Thursday 19 September 2013

Olympus 28mm f/2.8


Today we're going to have a look at the Olympus Zuiko 28mm f/2.8, a moderately wide angle lens for the old OM system. I remember reading that either the f/2.8 - or its budget cousin, the 28mm f/3.5 - was the best-selling "other" OM lens, after the 50mm f/1.8 that came standard with the camera, and it's quite widespread on the used market.


Checking through old issues of Popular Photography from the early 1980s it seems to have sold for just under $100 at the time, cheaper than almost all of Olympus' other lenses, on a par with 28mm f/2.8 lenses from other manufacturers except Nikon, whose own 28mm f/2.8 AIS was almost three times as expensive. Albeit that it was a very clever lens with a novel close focusing system.

I am on my side

If you ignore inflation the 28mm f/2.8 has held its numerical dollar value surprisingly well, depreciating by about a third. Over the last few years it has had a second wind, because like all the other OM lenses it can easily be adapted for most modern SLR and digital rangefinder systems - Nikon excepted - in which case it either becomes a small normal lens or a tiny wide angle, depending on the format. For this article I used an Olympus OM-2N loaded with 35mm film (mostly Fuji Superia 400). Here's what the lens looks like:


Here it is sitting next to a Nikon 50mm f/1.8D for scale:


There was a plethora of wide angle OM lenses, all of them small and cute. The 28mm f/3.5 was apparently almost exactly the same lens apart from the narrower aperture, and there was a 28mm f/2, which was one of Olympus' flagship lenses.
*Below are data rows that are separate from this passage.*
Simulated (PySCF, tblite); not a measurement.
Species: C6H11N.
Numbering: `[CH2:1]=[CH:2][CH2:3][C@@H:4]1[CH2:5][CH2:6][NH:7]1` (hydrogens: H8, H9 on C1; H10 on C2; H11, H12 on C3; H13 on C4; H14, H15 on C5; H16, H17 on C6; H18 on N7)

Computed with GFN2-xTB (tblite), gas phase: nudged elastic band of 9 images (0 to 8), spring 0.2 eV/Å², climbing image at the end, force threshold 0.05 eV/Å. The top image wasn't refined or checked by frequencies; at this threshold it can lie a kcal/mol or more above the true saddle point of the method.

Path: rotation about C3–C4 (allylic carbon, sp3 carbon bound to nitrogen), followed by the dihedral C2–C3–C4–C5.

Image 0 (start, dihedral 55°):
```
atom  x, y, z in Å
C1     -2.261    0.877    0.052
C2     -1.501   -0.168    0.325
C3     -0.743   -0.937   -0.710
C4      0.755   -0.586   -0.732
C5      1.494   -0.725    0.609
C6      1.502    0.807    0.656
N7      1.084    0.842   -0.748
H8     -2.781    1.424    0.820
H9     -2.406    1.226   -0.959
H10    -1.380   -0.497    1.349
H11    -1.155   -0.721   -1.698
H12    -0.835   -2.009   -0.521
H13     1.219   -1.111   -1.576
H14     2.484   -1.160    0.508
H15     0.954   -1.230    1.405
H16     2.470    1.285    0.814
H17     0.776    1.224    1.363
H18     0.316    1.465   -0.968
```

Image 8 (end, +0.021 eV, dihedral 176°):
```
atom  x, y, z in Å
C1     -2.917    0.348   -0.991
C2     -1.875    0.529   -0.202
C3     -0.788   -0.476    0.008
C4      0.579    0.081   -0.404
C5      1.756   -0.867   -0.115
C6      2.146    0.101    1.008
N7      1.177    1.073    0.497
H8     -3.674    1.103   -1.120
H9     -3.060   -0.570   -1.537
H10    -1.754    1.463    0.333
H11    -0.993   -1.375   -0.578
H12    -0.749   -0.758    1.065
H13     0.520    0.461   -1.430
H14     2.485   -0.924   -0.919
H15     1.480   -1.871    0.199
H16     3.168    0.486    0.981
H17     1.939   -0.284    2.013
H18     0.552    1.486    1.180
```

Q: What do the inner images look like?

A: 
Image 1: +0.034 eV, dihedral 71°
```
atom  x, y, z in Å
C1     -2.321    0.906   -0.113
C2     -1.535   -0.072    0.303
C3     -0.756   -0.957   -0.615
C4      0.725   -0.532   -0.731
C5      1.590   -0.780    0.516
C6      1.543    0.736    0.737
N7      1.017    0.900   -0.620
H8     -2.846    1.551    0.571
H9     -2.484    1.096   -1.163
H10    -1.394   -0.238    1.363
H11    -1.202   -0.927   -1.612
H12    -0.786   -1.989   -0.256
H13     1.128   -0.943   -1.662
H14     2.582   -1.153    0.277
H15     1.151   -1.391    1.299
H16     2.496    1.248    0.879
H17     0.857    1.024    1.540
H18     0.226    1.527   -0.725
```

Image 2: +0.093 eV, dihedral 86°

Polypan F 50, which makes everything look like a Bela Tarr film.



In common with all the other OM lenses the 28mm f/2.8 has the aperture ring right at the front, and a neat focus ring just behind, which is the opposite of most other SLR lenses but something you get used to. Performance-wise it's basically sharp in the middle at all apertures, fuzzy in the edges at f/2.8 but sharp at f/8, albeit never eye-wateringly sharp, and it has a bit of CA.

Here, I'll show you, with some images shot with my 5D MkII (no sharpening), f/2.8 at the top and f/8 at the bottom, 100% crops from the middle:


If there's a difference it doesn't matter. There's a little bit of CA, which is more apparent towards the edge:


Minus 15 red/cyan in Adobe Camera Raw obliterates it. Here's the extreme bottom-right corner at f/2.8 and then f/8 (with auto contrast - there's a fair amount of vignetting):



On an APS-C body it would be sharp across the frame at f/8. By all accounts the Nikon 28mm f/2.8 AIS is the gold standard for manual focus 28mm lenses, but I don't have one, so I can't compare it with the Olympus equivalent - which is smaller and much cheaper on the used market. But on the other hand you might have a modern Nikon digital SLR, in which case you can use the Nikon 28mm AIS without an adapter whereas the OM range is forever out of your grasp.

EDIT: Nine million years later I got my hands on a 28mm f/2.8 AIS. It is a very good lens - almost distortion-free, with a quasi-macro close focus (especially on APS-C). Stopped down to f/11 it's essentially sharp right to the very corners, sharper than the OM 28mm f/2.8. On a physical level it felt slightly more substantial, not necessarily tougher. On the used market it sells for three, sometimes four times as much as the OM lens. It's good, but it's not three times good-er. Better.






Part of what remains of Waterloo's Eurostar terminal. The people were frozen in posed laughter at the moment the hands struck midnight. As one thing ends another begins.

After having used the OM 21mm f/3.5 and the two OM 24mms, the 28mm feels a bit redundant. Ordinarily I would go for something wider or narrower or several stops faster. To my mind 28mm is a 1970s, 1980s type of focal length, one that never had enough time in the limelight to develop a cult. News photographers opted for ever-wider lenses - I always think of the famous shot from 1982 of the attempt on Ronald Reagan's life, which seems to have been taken with a 20mm - while 28mm became simply the widest setting on consumer zooms, which nowadays strive for 24mm. On the other hand it's a neat general-purpose do-most-things type of focal length, albeit that it falls in between two stools, not wide enough to make a statement, but wide enough that your compositional choices are limited.

There are lots of compositions you can make with 28mm, but you can make more with 35mm and if you just want to get lots of stuff in the frame, 20mm is better. And of course most modern general zooms have a 28mm setting, except that (a) they're generally not as good wide open and (b) they're huge and heavy. As before the OM-2n is a joy to shoot with and its exposure system was easily good enough for print film.


I've grown to like Fuji Superia 400 - it's versatile, not very grainy, and although the colours come out of the scanner looking pretty green they process well. It tends to make green look like bright neon (viz the handbag and the snake) and red becomes slightly artificial. This shot has neither, and looks very... Japanese. Like a Japanese photo blog. Probably because of the overcast sky.
In my experience film copes better with overcast than digital capture; film retains a bit of texture, whereas digital tends to just clip it away.
I proofread and tweaked this article six months later. Of all the pictures this and the shot of Waterloo's Eurostar terminal struck me. Eurostar because I can remember when it was still open. This one because of the colours, the composition, the atmosphere. It says something about London; lots of shoddy decaying empty buildings that are nonetheless worth a fortune.